Getting full frames in a pipeline where sources have different resolutions

I see that it’s possible to access the ‘full frame’ like in this example deepstream_python_apps/ at 2931f6b295b58aed15cb29074d13763c0f8d47be · NVIDIA-AI-IOT/deepstream_python_apps · GitHub .

But it’s a frame with nvstreammux resolution, not with the original resolution of the source.

I have different cameras (FHD, 4K, 5Mp) connected to a single pipeline, and I want to get the best quality possible out of each frame, i.e., I want to get original frames and not the frames resized by nvstreammux.

Usually, nvstreammux is used with FHD resolution, and I see no reason to change it since neural networks operate on a smaller resolution, like 120x120 or 416x416. I’m afraid that if I use 4K in nvstreammux, the pipeline will have to make frames up to 10 times smaller in each dimension in order to feed them to NNs. This resizing either will be performance expensive or will decrease frames’ quality that is crucial for the work of NNs.

I’m thinking about two options:

  1. Set the maximum resolution (4K) to nvstreammux. I don’t think it’s a good idea; see comments above. Moreover, this solution will be even worse if I have even bigger resolutions, like 6K.

  2. Attach each original frame to the corresponding gstreamer buffer as a NvDsUserMeta before nvstreammux, and get them at the end of the pipeline. I haven’t seen this approach in examples and not sure whether it’s a good idea.

Are there other ways to access full frames? What way is preferable?

This method is not reliable. Some plugins in the pipeline will generate new buffers and the original buffer will be destroyed in anytime(gstreamer work in asynchronous way). If you pass the handle of the buffer to downstream with reference, you will destroy the life cycle of this buffer and causing buffer pool full and the pipeline will be blocked.

I don’t think there is a perfect way to get the full frames together with inference results. Maybe first way is better while it will cause huge waste and performance degradation.

Thanks for the answer,

I will test the first approach; maybe it will be sufficient for me.

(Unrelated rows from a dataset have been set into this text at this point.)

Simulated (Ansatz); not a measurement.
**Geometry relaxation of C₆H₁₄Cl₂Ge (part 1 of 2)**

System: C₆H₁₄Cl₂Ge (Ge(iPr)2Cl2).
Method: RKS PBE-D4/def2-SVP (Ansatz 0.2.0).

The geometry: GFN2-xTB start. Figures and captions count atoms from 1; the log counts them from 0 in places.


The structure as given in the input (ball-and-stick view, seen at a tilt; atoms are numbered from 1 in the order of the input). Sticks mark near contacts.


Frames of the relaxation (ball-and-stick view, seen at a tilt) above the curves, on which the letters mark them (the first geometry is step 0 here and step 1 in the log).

I’m feeding frames to a nvstreammux at pretty low FPS, 5-10 frames per second. Is it a good idea to copy whole frames to an NvDsUserMeta? I.e., to copy not a pointer that may be invalidated but the data itself. May the data be invalidated in this case too?

Are there plans to add this functionality (getting full frames) to Deepstream?

If you use compressed video(e.g. h264) and using HW decoder to decompress the data, the frame will be in a HW buffer(sometimes it is called GPU buffer), I don’t think you can copy data from such buffer(normally the copy is done by CPU, CPU can not access such HW buffer).

This is not a extra functionality. If you want full resolution video, then you just need to use the HW which is powerful enough to support the pipeline to work in full resolution from source to sink. It is not a software limitation or feature. 4k , 6k, 8k resolutions just need more HW capabilities.


Of course, it’s possible now. However, it is a waste of resources when there are sources with different resolutions: If I have one 4K camera and 9 FHD cameras, I have to upsample 9 sources to 4K and then resize 10 4K sources to the NN resolution.

Do I understand correctly that another option is to have a separate pipeline for each resolution?

Current deepstream is based on batch processing. So all videos(images) will be scaled to the same resolution to construct the batch.

This can be a solution.

Ok then,

Thanks for your answers and help.